New works agreement on partial retirement at Daimler-Benz

A January 1998 works agreement on partial retirement at Daimler Benz, Germany, provides better conditions for the employees than the analogous collective agreements in metalworking.

Against the background of increasing mass unemployment, and following legislation in 1996, partial retirement (Altersteilzeit) has become a very prominent bargaining issue between the German social partners (DE9708224F). According to a recent study by the Institute for Economics and Social Science (Wirtschafts- und Sozialwissenschaftliches Institut, WSI) there are now 15 branch-level collective agreements and several company agreements on partial retirement covering altogether about 5 million employees.

In September 1997, the most notable collective agreement was concluded in the metalworking industry in the region of Baden-Württemberg between the regional organisation of the IG Metall metalworkers' union and the regional metalworking employers' association Verband der Metallindustrie Baden-Würtemberg (DE9710133F). This collective agreement foresees the introduction of partial retirement by a voluntary works agreement at company level.

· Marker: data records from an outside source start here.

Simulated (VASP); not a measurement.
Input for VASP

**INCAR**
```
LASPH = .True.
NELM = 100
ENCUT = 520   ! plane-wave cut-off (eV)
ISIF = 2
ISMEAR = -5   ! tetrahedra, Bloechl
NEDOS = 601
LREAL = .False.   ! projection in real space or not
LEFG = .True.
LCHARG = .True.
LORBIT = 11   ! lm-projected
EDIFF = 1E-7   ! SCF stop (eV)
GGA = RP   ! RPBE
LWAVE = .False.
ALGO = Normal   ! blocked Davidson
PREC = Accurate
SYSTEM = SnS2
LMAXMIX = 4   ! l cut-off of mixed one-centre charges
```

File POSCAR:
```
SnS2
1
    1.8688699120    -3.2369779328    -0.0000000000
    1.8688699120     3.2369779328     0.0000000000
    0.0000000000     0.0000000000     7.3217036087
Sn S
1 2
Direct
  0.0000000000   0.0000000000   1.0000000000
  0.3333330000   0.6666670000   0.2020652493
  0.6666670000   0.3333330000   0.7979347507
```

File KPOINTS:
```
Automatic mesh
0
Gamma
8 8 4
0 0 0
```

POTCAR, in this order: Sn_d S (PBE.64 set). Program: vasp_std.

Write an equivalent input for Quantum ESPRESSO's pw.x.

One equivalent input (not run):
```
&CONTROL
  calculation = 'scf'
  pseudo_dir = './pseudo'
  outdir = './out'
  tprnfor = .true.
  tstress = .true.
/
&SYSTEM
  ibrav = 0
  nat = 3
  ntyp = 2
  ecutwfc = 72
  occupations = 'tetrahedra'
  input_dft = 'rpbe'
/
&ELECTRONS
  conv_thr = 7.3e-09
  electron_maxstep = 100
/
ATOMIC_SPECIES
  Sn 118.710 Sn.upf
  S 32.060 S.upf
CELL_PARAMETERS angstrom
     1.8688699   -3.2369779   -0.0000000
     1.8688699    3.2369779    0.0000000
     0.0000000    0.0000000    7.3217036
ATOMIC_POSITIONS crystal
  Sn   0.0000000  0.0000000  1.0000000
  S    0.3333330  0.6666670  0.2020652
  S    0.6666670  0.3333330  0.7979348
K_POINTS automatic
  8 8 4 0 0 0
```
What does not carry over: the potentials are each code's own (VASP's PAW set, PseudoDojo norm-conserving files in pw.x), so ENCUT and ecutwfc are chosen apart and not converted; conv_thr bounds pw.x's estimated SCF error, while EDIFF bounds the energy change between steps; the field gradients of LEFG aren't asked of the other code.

On 12 January 1998 the management and company works council (Gesamtbetriebsrat) of Daimler-Benz AG agreed a new works agreement (Betriebsvereinbarung) on partial retirement which is based on the metalworking collective agreement. According to the leader of the company works council, Alfons Görgemanns, from an employee perspective the new works agreement provides even better conditions than those collectively agreed at branch level. In detail, the works agreements includes the following provisions:

  • employees from the age of 55 to 60 can participate in a partial retirement scheme, which follows the so-called "block model". This means that, over a certain period (usually five years), older employees continue to work full time in the first half of the period and then stop working in the second half;
  • during the whole period of partial retirement, the employees receive 85% of their previous net full-time monthly income. This is an improvement on the Partial Retirement Law (Altersteilzeitgesetz) which prescribes 70%, and also on the metalworking collective agreement, which prescribes 82%;
  • in the first, working half of the partial retirement period, the employees will receive 85% of yearly bonuses instead of the 50% provided for in the metalworking collective agreement. In the second, non-working half of partial retirement the employees will receive a flat-rate payment of DEM 450 per year. Furthermore, employees in the partial retirement scheme will participate fully in the company's profit-sharing system; and
  • to compensate for losses in pension entitlement, the company will give every employee after partial retirement a severance payment of 4.5 months' full-time gross pay, instead of the three months agreed at sectoral level. Together with other special payments and profit-sharing bonuses, employees could receive up to 8.5 months' pay at the end of their employment which, according to the company works council, could compensate for up to 60% of the losses in pension entitlement.

While the company works council said that the new works agreement provides "acceptable conditions" for partial retirement, the head of the Daimler-Benz personnel management department, Heiner Tropitzsch, called the agreement a "convincing compromise". Daimler-Benz now accepts that in 1998 about 1% of its 150,000 employees in Germany will start working under a partial retirement scheme.